Then in the driver callback implementation we use the enum type we need:

    enum counter_signal_level signal_level = COUNTER_SIGNAL_HIGH;
    ...
    *val = signal_level;

Is that what you have in mind?

> > 
> >>> +		device_del(&counter->dev);
> >>> +		counter_sysfs_free(counter);
> >>
> >> Should sysfs be freed before deleting device? I think sysfs might be
> >> using dev still.
> > 
> > I think it's the other way around isn't it? The Counter sysfs memory
> > should stay alive for the lifetime of the device. Once the device is
> > deleted, there's nothing left to access those struct attributes, so that
> > memory can now be freed. Correct me if my reasoning is wrong here.
> 
> I think you are right. I was thinking that device_del() would free
> memory, but it doesn't. It also looks like other drivers call
> device_put() after this, so maybe needed here too?

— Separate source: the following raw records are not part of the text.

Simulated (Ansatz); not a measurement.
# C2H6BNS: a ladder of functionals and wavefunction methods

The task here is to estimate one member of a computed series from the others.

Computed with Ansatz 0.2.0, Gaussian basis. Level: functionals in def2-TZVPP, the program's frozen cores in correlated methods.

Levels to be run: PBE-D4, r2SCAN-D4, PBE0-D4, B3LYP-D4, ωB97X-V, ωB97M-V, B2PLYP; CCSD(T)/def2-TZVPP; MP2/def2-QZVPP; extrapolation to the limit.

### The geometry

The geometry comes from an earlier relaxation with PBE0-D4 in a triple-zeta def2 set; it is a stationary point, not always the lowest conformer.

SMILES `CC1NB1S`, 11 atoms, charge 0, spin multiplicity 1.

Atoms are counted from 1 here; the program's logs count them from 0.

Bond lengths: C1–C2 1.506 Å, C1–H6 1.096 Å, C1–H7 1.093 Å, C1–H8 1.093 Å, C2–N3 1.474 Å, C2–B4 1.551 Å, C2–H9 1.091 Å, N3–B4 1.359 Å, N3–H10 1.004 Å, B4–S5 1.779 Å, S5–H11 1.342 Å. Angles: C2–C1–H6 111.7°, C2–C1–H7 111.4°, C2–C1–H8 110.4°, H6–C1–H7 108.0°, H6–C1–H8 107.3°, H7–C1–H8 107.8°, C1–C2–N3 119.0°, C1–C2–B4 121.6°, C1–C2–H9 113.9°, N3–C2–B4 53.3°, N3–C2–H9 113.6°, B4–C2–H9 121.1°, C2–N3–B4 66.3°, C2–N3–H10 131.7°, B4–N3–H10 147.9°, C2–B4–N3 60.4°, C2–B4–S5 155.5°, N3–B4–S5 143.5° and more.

Do you mean put_device()? Hmm, I think you might be right; the
documentation comment states that put_device() should always be used to
give up the reference after a device_add() call. At the very least, I
need to call put_device() after a device_add() failure.

> >>> +static ssize_t counter_data_u8_show(struct device *dev,
> >>> +				    struct device_attribute *attr, char *buf)
> >>> +{
> >>> +	const struct counter_attribute *const a = to_counter_attribute(attr);
> >>> +	struct counter_device *const counter = dev_get_drvdata(dev);
> >>> +	const struct counter_available *const avail = a->data.priv;
> >>> +	int err;
> >>> +	u8 data;
> >>> +
> >>> +	switch (a->type) {
> >>
> >> I don't understand the use of the word "owner" here. What is being "owned"?
> >>
> >> Perhaps "component" would be a better choice?
> > 
> > I wasn't too set on calling this "owner" either, but I'm not sure if
> > "component" would make sense either because I wouldn't label a device
> > attribute as belonging to any particular component (in fact it's quite
> > the opposite).
> > 
> > Perhaps the word "scope" would be better. What do you think? Or would
> > that be too vague as well.
> 
> "scope" makes sense to me.

Okay, I'll make this change then.

> >>> -/**
> >>> - * struct counter_signal_ext - Counter Signal extensions
> >>> - * @name:	attribute name
> >>> - * @read:	read callback for this attribute; may be NULL
> >>> - * @write:	write callback for this attribute; may be NULL
> >>> - * @priv:	data private to the driver
> >>> - */
> >>> -struct counter_signal_ext {
> >>> +enum counter_data_type {
> >>> +	COUNTER_DATA_TYPE_U8,
> >>> +	COUNTER_DATA_TYPE_U64,
> >>> +	COUNTER_DATA_TYPE_BOOL,
> >>> +	COUNTER_DATA_TYPE_SIGNAL,
> >>
> >> Does this mean signal name?
> > 
> > This represents the signal values "high" or "low". With the introduction
> > of this patchset, these values are no longer strings internally so I
> > gave them their own data type here.
> 
> Ah, OK. So maybe COUNTER_DATA_TYPE_SIGNAL_LEVEL would be a better name.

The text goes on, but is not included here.